Wednesday, December 29, 2010

Southern Strategy

Haley Barbour is hardly outside the mainstream of the Republican Party.  He is the Governor of Mississippi.  Before that he had a long career as a lobbyist and political operative.  He worked on President Nixon's 1968 campaign in which the "Southern Strategy" was devised to exploit racism and appeal to Southern white voters who had long voted Democratic. Barbour later became chairman of the Republican National Committee.  He is a media favorite and considered a legitimate Republican candidate for president.

But there he was, in an interview with the Weekly Standard, extolling the pro-segregationist Citizens Council, which he claimed kept the KKK out of his hometown of Yazoo City and successfully integrated the public schools without violence.  Rick Perlstein writes that Barbour's recollections are "deeply confused, mostly wrong, and indicative above all of a cynical man who has made a lucrative career of exploiting racial trauma when it suited him, or throwing it down a memory hole when it did not; which is to say, an archetypal Dixie conservative."

Citizens Councils were founded in the mid-1950s in direct response to Brown v. Board of Education, with the goal of thwarting attempts at racial integration. In the Huffington Post, Derrick Johnson, Mississippi NAACP President, responded to Barbour's reminiscences:  "It's beyond disturbing -- it's offensive that he would try and create a new historical reality that undermines the physical, mental, and economic hardship that many African-Americans had to suffer as a result of the policies and practices of the White Citizens Council."  While it may have been true that the Citizens Councils often opposed the Klan, various scholars told the Huffington Post that this was not because the Councils favored racial integration but out of concern that the overt violence of such groups would hurt the local economy.  Citizens Councils used other methods to sustain segregation, particularly economic terror and harassment to intimidate blacks. 

Barbour appeared to remember little about the trauma, intimidation, violence and racism in his community.  He recalled that he "grew up in a town that was like a family."  As for the burgeoning civil rights conflict, "I just don't remember it as being that bad." A few months ago, Barbour gave another interview where he spoke glowingly about attending the University of Mississippi in the mid-1960s, when Old Miss was forced to integrate, describing it as "a very pleasant experience."  Thus, as Perlstein states, "At every important turn in the story, Barbour emphasizes how little he remembers of this most intense period imaginable in his beloved home town -- it really was no big deal, he insists."  He forgets "the entire bad-faith stew of race, sex, and corrupt plutocracy -- and its public repression in images of towns like 'families' and happy Negroes until outsiders stirred things up -- that defined his formative years."

But Barbour is not ignorant.  His forgetfulness and revisionism are part of a clear political calculation, one that attempts to downplay the racism with which he was steeped in the 1950s and 1960s.  Joan Walsh explains that "the story of his rise in national politics is the story of the rise of the South in the GOP.  Race, and the ugly reaction of many white Southerners to integration and civil rights, is at the heart of this story."  Barbour can't run from this story so he creates an alternate version in which he "and his generation of white Southerners built the modern Republican Party on a unifying, post-racial philosophy."   This is exemplified in his contention, made in an earlier interview, that it was the old Democrats who clung to segregation while the Republicans working for Nixon paved the way for civil rights in the south.   

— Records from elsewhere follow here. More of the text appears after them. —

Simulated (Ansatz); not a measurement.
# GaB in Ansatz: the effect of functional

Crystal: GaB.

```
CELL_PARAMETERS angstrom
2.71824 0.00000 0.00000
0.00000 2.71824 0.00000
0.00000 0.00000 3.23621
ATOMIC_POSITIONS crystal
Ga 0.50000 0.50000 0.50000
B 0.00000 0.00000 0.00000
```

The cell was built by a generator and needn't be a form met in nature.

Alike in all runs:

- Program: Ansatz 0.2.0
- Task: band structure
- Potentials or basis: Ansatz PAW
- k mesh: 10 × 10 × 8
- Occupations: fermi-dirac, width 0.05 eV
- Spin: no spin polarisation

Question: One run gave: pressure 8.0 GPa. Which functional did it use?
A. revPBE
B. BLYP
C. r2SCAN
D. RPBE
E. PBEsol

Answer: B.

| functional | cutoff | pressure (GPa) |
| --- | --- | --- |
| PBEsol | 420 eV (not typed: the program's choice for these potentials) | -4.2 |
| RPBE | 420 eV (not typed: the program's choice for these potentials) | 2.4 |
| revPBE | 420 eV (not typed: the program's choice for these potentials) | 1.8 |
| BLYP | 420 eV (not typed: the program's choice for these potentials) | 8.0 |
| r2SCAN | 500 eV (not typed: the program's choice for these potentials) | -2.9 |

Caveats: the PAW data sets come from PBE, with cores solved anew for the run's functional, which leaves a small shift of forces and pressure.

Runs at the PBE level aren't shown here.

As Digby points out, Barbour's offensive remarks on race (which also include his response to the controversy over the Virginia Governor's failure to mention slavery in honoring Confederate History Month as not amounting to "diddly") are a "dog whistle" to the Tea Partiers and other white conservatives who he needs to win a Republican primary.  This is a time-honored strategy of Republicans; one used expertly by Ronald Reagan when he launched his first presidential campaign by giving a speech on states' rights in Philadelphia, Mississippi, a city known for one thing -- the slaying of three civil rights workers by white supremacists in 1964.  As Bob Herbert once wrote about Reagan's speech, "he was tapping out the code. It was understood that when politicians started chirping about “states’ rights” to white people in places like Neshoba County they were saying that when it comes down to you and the blacks, we’re with you."

Barbour is tapping into that same code 30 years later.  Perhaps the only difference is his lack of subtlety, as reflected in his quip back in 1982, when unsuccessfully running for the Senate, warning an aide that if the aide persisted in making racist remarks, "he would be reincarnated as a watermelon and placed at the mercy of blacks."  Good Ole Haley probably doesn't remember that one.